The overall health of the U.S. banking industry improved in the first quarter as net income set a two-year-high of $18 billion, but the largest firms enjoyed a disproportionate share of the gains.
The Federal Deposit Insurance Corp provided a mixed picture of the recovery of the bank industry on Thursday, with small institutions still feeling the strains of tough credit conditions, but with a slower rate of deterioration.
The number of U.S. problem banks increased about 10 percent during the quarter to 775 -- a smaller jump than the 27 percent rise during the fourth quarter.
Bank failures and consolidation drove the number of U.S. insured banks down below 8,000 -- the first time in the FDIC's 76-year history.
There are encouraging signs in the first-quarter numbers, FDIC Chairman Sheila Bair said in a statement. Industry earnings are up. More banks reported higher earnings, and fewer lost money.
The improvement in earnings was largely due to a reduction in the amount of money that banks set aside for anticipated loan losses. However, the bulk of that reduction was concentrated among a few of the largest banks, the FDIC said.
In a sign that the FDIC does not anticipate further huge losses to the insurance fund due to bank failures, the agency reported a $145 million increase to the fund balance. That is the first such increase in two years.

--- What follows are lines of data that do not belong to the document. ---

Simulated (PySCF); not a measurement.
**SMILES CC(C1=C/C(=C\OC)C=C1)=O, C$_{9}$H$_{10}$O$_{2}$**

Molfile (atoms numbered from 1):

In the first quarter, the FDIC set aside $3 billion in additional provisions for expected bank failures, compared with $17.8 billion in the prior period.
The fund balance remains a negative $20.7 billion, but the FDIC has plenty of cash on hand after asking banks to prepay three years of industry assessments.
LENDING PULLBACK EASES
Banks are positioning themselves for an increase in lending -- a key initiative of the Obama administration -- but the FDIC noted that loan balances are still depressed.
An accounting change that took effect at the beginning of the year skewed the numbers, making it appear that loan balances grew by 3 percent during the first quarter. Without the change, loan balances would have declined for the seventh quarter in a row.
Nevertheless, allowing for the effect of the accounting change, it appears that the rate of decline in loan balances may have already peaked, Bair said.
Bair also reiterated her belief that bank failures would peak this year, and said bad commercial real estate loans were still a cause of failures.
The FDIC expects the number of bank failures this year to exceed last year's 140.
But in a sign of nascent recovery, the FDIC is seeing higher bids in failed bank auctions, and in the past several weeks, more banks have been able to raise capital to boost their balance sheets or acquire other banks.
Bair struck a cautiously optimistic tone about the outlook for the bank industry, saying market disruptions are still possible and could hinder the recovery.
Her comments came as other regulators testified before a Senate panel about the still-mysterious May 6 market plunge that was complicated by fears of Greece debt problems.
The banking system still has many problems to work through, Bair said, and we cannot ignore the possibility of more financial market volatility.